For many, the thought of The Taming of the Shrew conjures up memories of Richard Burton and Elizabeth Taylor transferring their controversial personal relationship onto the silver screen in Zeffirelli’s majestic film version of the play. We understood that they lived their lives on the edge, so why not use that as the basis of the production: life imitating art or perhaps the other way around. And why not; except that the more cynical (perish the thought that any of you would be so!) might conclude that this was a gift too good to be true for the publicity department, that the relationship was more manufactured to sell papers than true. Who knows.
If such a thought were true and the real Burton/Taylor story was not as we were given to believe, then Shakespeare probably had the last laugh, for this is exactly what happens in this delightful, brash and audacious play. Things just ain’t what they seem to be. It’s a good thing really. Not that it would have particularly bothered Shakespeare’s own audience, despite the fact that they were governed by Gloriana, the Virgin Queen, the symbol of all that was good and powerful in female form. Stripped down to its simplest, this play is about a man overpowering a women through physical and psychological torture until she bends to his every wish and is putty in his hands. If that were so I would strongly advise you to gather your things now (assuming you are reading this before the play starts), smile politely at the Front-of-House staff and beetle off home as fast as you can.

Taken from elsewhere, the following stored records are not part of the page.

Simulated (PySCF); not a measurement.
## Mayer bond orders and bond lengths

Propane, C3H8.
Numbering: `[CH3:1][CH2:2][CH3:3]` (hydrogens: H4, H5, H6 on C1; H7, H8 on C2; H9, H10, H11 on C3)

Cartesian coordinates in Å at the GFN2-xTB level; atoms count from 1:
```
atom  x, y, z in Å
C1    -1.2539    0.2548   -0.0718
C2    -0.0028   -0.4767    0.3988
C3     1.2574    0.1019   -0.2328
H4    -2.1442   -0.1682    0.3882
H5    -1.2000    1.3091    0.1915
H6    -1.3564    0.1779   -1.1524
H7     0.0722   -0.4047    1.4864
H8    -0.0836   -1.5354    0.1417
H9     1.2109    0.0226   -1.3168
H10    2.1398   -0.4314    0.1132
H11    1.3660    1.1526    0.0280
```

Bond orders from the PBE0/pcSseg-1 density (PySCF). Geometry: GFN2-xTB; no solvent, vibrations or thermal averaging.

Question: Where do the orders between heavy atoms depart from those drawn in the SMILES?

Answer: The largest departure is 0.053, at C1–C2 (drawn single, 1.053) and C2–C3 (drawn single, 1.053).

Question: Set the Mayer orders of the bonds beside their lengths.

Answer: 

But please don’t, because that is not what it is about. Uniquely for Shakespeare this is a play-within-a-play. It is a “kind of history” as one actor tries awkwardly to describe it, played to a gullible tramp, Sly, who has just been conned by a group of actors into thinking he is actually a powerful and rich lord with a beautiful wife at his side. And what is presented to him goes on in much the same fashion: in order to court the beautiful Bianca, two would-be lovers have to pretend to be schoolmasters, a servant has to pretend to be a wealthy nobleman, a terrified merchant has to pretend to be someone’s father. In order to court the other more terrifying daughter, a dissolute chancer has to pretend to fall instantly in love with her, to be everything her parents want him to be. During the course of the action, weddings become disasters, suns become moons (or is it the other way round), old men become “budding virgins” and so on. It’s all a trick, in modern terms all a “con”. People are what they need to seem to be to achieve their ends.
Looked at this way, we are treated to a somewhat exaggerated and comic form of what life really is like. Perhaps we all adopt roles, perform parts in order to make others believe we are what we aren’t. Perhaps Bianca is not such a sweet obedient daughter, perhaps Katharina is not the frightening man-hater she seems to be, perhaps Petruchio is more bluster than tyrant, perhaps the compliant Kate of the end of the play is in fact someone who has just had a crash course in conning her audience, married to a husband of similar devious mind, ready to step out into the world as a great double act: a rich nobleman and his wife if that is what they choose to be, or perhaps ambassadors from darkest Muscovy ready to sweet-talk someone out of their fortune. Maybe, just maybe, if the cinema had been invented, Petruchio and Katharina would have ended up film stars, like Burton and Taylor. Who knows.